DNV GL oil and gas country manager Australia, NZ and PNG Richard Palmer described the digital twin concept as being a virtual image of an asset, maintained throughout the lifecycle and easily accessible at any time - a central part of the industry's digital asset ecosystem.
The digital twin integrates data from many different software products, and Palmer said data smart asset solutions were critical to reducing operational costs.
"It has been done in elements (power supply systems, DP systems, blowout preventers etc) but not as a whole unit or plant … this is only a matter of time," Palmer told Energy News.
"Poor information management is often a hidden cost, accounting for up to a fifth of operational budgets, while a single unscheduled downtime can cost millions of dollars per day."
About half of these are due to various types of mechanical failures, which data monitoring can prevent.
"The digital twin is a concept that will enhance information management and collaboration, where the experts can work together, preventing costly mistakes and rework," Palmer told a DNV GL breakfast on digitisation in the oil and gas industry in Perth last week.
DNV GL currently has a Recommended Practice about data quality and hardware in loop testing (DNVGL-ST-0373), among other things in the evolving technology.
The digital twin brings experts together within a cloud-based platform where all data and analyses are available at any time.
Information could be updated throughout the lifecycle with real-time information, with a collaboration platform that prevents working in silos and gives early insight into potential conflicts, which subsequently boosts efficiency.
The opportunity presented by DNV GL last week provides one solution to the challenge posted by Siemens' Germany-based vice president oil and gas strategy and technology Thomas Sparks told Energy News on the sidelines of APPEA 2017 in Perth this month.

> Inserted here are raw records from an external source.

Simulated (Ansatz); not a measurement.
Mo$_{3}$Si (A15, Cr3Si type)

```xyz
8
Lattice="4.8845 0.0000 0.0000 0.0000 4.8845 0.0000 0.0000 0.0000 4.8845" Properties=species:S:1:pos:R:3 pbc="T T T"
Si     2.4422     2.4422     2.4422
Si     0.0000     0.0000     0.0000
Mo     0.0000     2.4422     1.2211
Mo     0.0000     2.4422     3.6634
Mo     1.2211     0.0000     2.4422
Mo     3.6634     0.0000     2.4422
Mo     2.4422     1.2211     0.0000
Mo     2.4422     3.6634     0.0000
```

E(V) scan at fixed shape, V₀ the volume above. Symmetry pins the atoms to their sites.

Sparks said internal silos were one of the biggest challenges that oil and gas companies face in sharing information, and suggested digital solutions could be the key.
Industrial assets are designed, built and operated by engineers who rely on many different data sources and various models, working with enormous amounts of data.
Palmer said that while specialised teams created models separately conducting analyses for their specific tasks, that way of working meant the most current information and calculations may not be readily available for crucial decisions, as the teams operate in silos.
Data smart asset solutions, therefore, are a key to improved business performance and risk management.
The challenges of managing and using the growing amounts of data for analytics are rapidly increasing, he said.
"Poor information management is often a hidden cost, accounting for up to 20% of operational budgets," Palmer said.
"An example is lost data, which is costly and sometimes impossible to track down or reproduce.
"Add to that the cost of replicated data, which over time becomes something of a parallel reality used in many business processes, and often fails to reflect the current state of the asset."
Information management is even more critical when assets are moved into the operational phase, the transition which Australia's LNG boom is currently making.
On top of this are the ever-increasing trends in mergers or assets changing ownership, particularly toward the end of design life when asset history information handover is seldom a priority.
"At this point the need for accurate historical detail is at its most critical in the assessment of fitness for purpose and extension beyond design life," Palmer said.